I was only four years old, but I have distinct memories of my mother and father sitting around a dining room table that is adorned with a manual typewriter and an arrangement of tidy stacks of paper. Organizing, categorizing, typing, scribbling changes, and retyping, they labored over something important. I didn’t care much about what they were working on, but I knew it was important and not to interrupt.
Only lately have I come to a more complete understanding of what they were up to. The work was published in a book called Scattered Abroad: The Story of English-language Baptist work in Europe in 1966. Mom and Dad were serving as missionaries in West Germany at the time, and this book was Dad’s first–and only book ever published. I do not know how many copies were sold or more likely given away but I still have one of them.
On balance, the book is fairly technical, pre-occupied with the who, what, when, where, how, and why of Baptist mission work in Europe at a time when America’s military presence was at a peak following the end of World War II and the Korean War, and with the conflict in Vietnam just heating up. It is full of detail about which church was started where and by whom. The interest much of this content generates for me as I read it today rivals the interest it generated for me as a four year old watching my parents work.
But the prologue and epilogue are different. They are snapshots of my father’s theology and serve as sign posts of the legacy he and Mom left to my three siblings and me. My book, Finding Theo, begins with a quote from Dad’s epilogue in Scattered Abroad: “The farmer stands at the fountain head–he is closest to the source. He knows for sure ‘God sendeth the rain.'” This, in a phrase, captures just about all you need to know about my dad, who was raised on a farm in southwestern Oklahoma. I will write more about that another time.
Dad often commented, especially later in his career, how he would enjoy the opportunity to teach or mentor young preachers as they exited seminary about the practical aspects of being a pastor. Running a business meeting, preaching, officiating weddings and funerals, counseling, and the myriad of other tasks a pastor faces can be daunting, especially early in a career and can make the difference in success or failure.

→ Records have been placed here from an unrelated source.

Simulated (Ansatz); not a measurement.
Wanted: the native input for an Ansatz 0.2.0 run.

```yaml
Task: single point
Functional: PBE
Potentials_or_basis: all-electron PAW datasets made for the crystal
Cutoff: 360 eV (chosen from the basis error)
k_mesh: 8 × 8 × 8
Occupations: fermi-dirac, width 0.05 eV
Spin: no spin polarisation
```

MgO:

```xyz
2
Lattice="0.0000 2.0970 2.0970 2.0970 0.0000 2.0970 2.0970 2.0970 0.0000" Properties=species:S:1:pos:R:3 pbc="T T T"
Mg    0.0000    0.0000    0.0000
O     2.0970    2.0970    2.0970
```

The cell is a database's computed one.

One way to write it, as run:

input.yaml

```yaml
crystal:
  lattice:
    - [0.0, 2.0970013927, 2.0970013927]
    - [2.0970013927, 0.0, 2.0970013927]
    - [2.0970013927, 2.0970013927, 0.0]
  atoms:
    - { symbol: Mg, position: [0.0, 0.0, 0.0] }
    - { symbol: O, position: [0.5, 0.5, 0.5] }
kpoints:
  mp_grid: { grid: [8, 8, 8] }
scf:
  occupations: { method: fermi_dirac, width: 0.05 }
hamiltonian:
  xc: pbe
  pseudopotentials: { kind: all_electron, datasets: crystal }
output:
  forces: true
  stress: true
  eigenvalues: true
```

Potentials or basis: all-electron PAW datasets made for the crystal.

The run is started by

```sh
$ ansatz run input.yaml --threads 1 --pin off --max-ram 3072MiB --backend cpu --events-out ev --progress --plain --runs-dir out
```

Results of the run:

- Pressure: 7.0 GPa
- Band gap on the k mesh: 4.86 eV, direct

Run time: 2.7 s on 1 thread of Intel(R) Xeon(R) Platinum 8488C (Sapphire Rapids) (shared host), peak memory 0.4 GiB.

When I learned about the Pathways to Ministry program at Wilshire Baptist Church, I knew it was exactly the sort of thing Dad envisioned. So, here I am with a book of my own fifty years after Dad published Scattered Abroad. I don’t know how many copies will be sold or given away. Whatever happens, I know the very first fruits of Finding Theo belong to the legacy my parents left as they helped people find their way, their calling, their great gift to a world in need. Learn more about Pathways to Ministry at http://www.wilshirebc.org/learn/pathways-to-ministry/. All the proceeds for sales of Finding Theo in hardback between now and May 6 benefit the Pathways Endowment fund.
In the prologue of Scattered Abroad, Dad refers to Romans 8:28 and says, “God will put the shattered pieces together–but this time in a new and more beautiful way.” Essentially, we wrote the same book.